I deleted the record from patch_sets, DELETE FROM patch_sets WHERE revision = '98aab6fe33971a17b1bfb5a5288070e14f166b79' LIMIT 1;.

We had him push to Gerrit again. The push was successful and I observed the record was recreated in the patch_sets table. At this point all other pushes from other users began functioning as expected.

Our problems weren't over yet. He was unable to view his review through the Web UI, instead Gerrit showed "Internal Server Error". The following error was showing up in the error_log,


[2013-04-12 19:16:01,526] WARN  / : Error in changeDetail
java.lang.NullPointerException
        at com.google.gerrit.server.project.ChangeControl.isPatchVisible(ChangeControl.java:177)

We identified that the patch_set_id numbers were out of order in the patch_set table for his change_id. We updated them to be in order, but this time, the change detail page loaded with no content. So far, we've been unable to fix that problem. Instead we ended up fixing the problem by generated a new Change-Id and pushing that as a new review into Gerrit, which worked as expected.

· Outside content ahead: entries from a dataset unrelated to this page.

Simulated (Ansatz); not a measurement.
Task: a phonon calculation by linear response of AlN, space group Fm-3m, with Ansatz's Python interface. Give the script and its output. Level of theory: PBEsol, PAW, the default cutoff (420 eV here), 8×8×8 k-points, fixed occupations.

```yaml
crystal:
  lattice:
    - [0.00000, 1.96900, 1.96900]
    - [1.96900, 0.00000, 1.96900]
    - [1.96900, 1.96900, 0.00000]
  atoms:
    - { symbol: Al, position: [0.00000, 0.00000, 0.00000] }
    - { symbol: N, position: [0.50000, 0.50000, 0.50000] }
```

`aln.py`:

So, two questions remain unanswered:
  1. How did we get into this situation?
  2. How can we fix the problem review?
UPDATE April 15th, 2013

We have tracked the problem down with the missing patch set commit object to a race condition between Gerrit writing the commit to the repository and our external gitosis post-receive hooks pushing an independent commit at the same time. My assumption is that internally JGit is not handling lock files correctly, or getting confused with file descriptors. Read more at https://www.google.com/search?q=jgit+gerrit+broken

We've fixed this by removing the  --mirror flag from our post-receive hook, and instead specifying just refs/heads/master. This will reduce the probabilities of race conditions on lock files.

After much fiddling, I was unable to restore UI access to the change review in question. I surrendered to Gerrit and abandoned it over the ssh interface. 



Friday, October 19, 2012

Testing shell methods with PHPUnit

Testing is fun. Testing global functions isn't, especially when those global functions use pass-by-reference parameters.

I write a lot of command line applications with PHP and I often must deal with exec, shell_exec, and passthru. This causes major headaches when I need to simulate a behavior for the purposes of testing.

In Bart, we have a class named Shell, which wraps many of the global shell and system functions of the PHP language. It's also a great place to collect any methods that don't come out of the Box with PHP. Combining the Shell class with Diesel  lets me mock or stub out pretty much all of my interactions with the shell. There's one catch though: PHPUnit doesn't work with mocking methods that have pass-by-reference parameters. Both exec and passthru return information back to the caller via this approach.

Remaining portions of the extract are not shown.